Margaret Haines at 1646

Artist: Margaret Haines

Exhibition title: I dreamt in heaven

Venue: 1646, The Hague, The Netherlands

Date: November 3 – December 3, 2017

Photography: all images copyright and courtesy of the artist and 1646

To the left and to the right, fields whirred past: farm crops raised to columns by the red motorcycle’s motion. Fast. 50. 60. 80. 100. mph. Beyond the speed limit. A field, whir, hallways, whir, a data storage facility, whirr, a temple, whirrr. Good Person.

In contrast to who? To whom? Who were the bad people. Matter of fact, he said this. You’re a good person.

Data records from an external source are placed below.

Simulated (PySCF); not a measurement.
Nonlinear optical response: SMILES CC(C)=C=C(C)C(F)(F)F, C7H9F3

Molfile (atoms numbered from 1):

To herself? Did that matter? Good Person To Herself. Good Person. Its earthy, grounding weight. A fern. A spruce. Nothing Deciduous about this Good Person.

1646 is very happy to host ‘I dreamt in heaven’, the first solo exhibition by Margaret in The Netherlands, showing her latest video work.

I dreamt in Heaven explores the ethics and aesthetics of empathy (both through language, action and cinematic editing, music and sound design) via following a short voyeuristic and fantastical motorcycle ride of a child in late summer through suburbia. The short film is paired with sculpture, performance and text works (an email correspondence between an anonymous neuroscientist and the artist on the cultural, neuro, evolutionary and developmental implications of empathy).

In 2006, at the helm of the onset of possibility of his presidential campaign, Obama delivers a speech to a children’s organization. And then later, in 2008, to his church. “What we have in this country is not a federal deficit, but what we have,” fatherly lips pressed in millisecond meditation, “is an empathy deficit.” Sleeves, rolled up. At the podium.

In 2010, writer Jeremy Rifkin explains how at age 8 a flushed child will realize that life is fragile and that the body, a quiet armor, is decaying and will decay. Everyone, dies. This realization of mortality is met with the realization of empathy: your plight is shared & love is a practice, like the everyday, for the everyday*. Empathy does not exist in heaven. Empathy requires the hellish mortality contracts of earth to form.

The characters in the film ask: “Can I have some empathy on my fries? How about some empathy to pay my rent?” Mocking empathy, teasing mortality, for fun for an afternoon, forever, are they angels? The young skateboarders the seven beautiful archangels? Michael, Raphael, Gabriel, Uriel, Saraqael, Raguel, and Remiel. In heaven?

Empathy is a recent term. Its etymology is a mix-up, the Greek term (εμπαθεια / empatheia) meant obsession, intense emotional state, unbearable emotional engagement, positive or negative, hatred even. You pay attention if you feel, is the closest and most generous interpretation to the contemporary political and PR fluid-ease with the term: empathize.

Since her first presentation at the Rijksakademie Open Studios in 2015 we have followed Margaret Haines’ work. Her work at the Rijks was as intriguing as the studio visit that followed. We were immediately very impressed by her practice and her recent film ‘The Stars Down To Earth’, which offered us an experience of (pleasant) perplexity, an impression which comes back to us in all the works of Margaret we have seen, where characters embody at once the misfit, the ugly, the awkward, the celebrity, while the narrative navigates fluidly in and out of a complex constellation of politics, sexuality, psychology, history, and mythology.

Margaret Haines (b. 1984, Montreal, Canada) studied at École des Beaux Arts, Paris, FR and Concordia University, Montreal, CAN and received her MFA at the CalArts, Valencia, CA.
In 2015-2016 she has been a resident at the Rijksakademie in Amsterdam. Her work has been exhibited at Galerie Lily Robert, Paris, FR, ltd los angeles, Los Angeles, CA, Carroll Fletcher Gallery, London, UK, ICA, London, UK, Western Front Exhibitions, Vancouver, CA and Tanya Leighton Gallery, Berlin, DE amongst others.

*quote from a text message from Anna Maria Pinaka, October 18, 2017.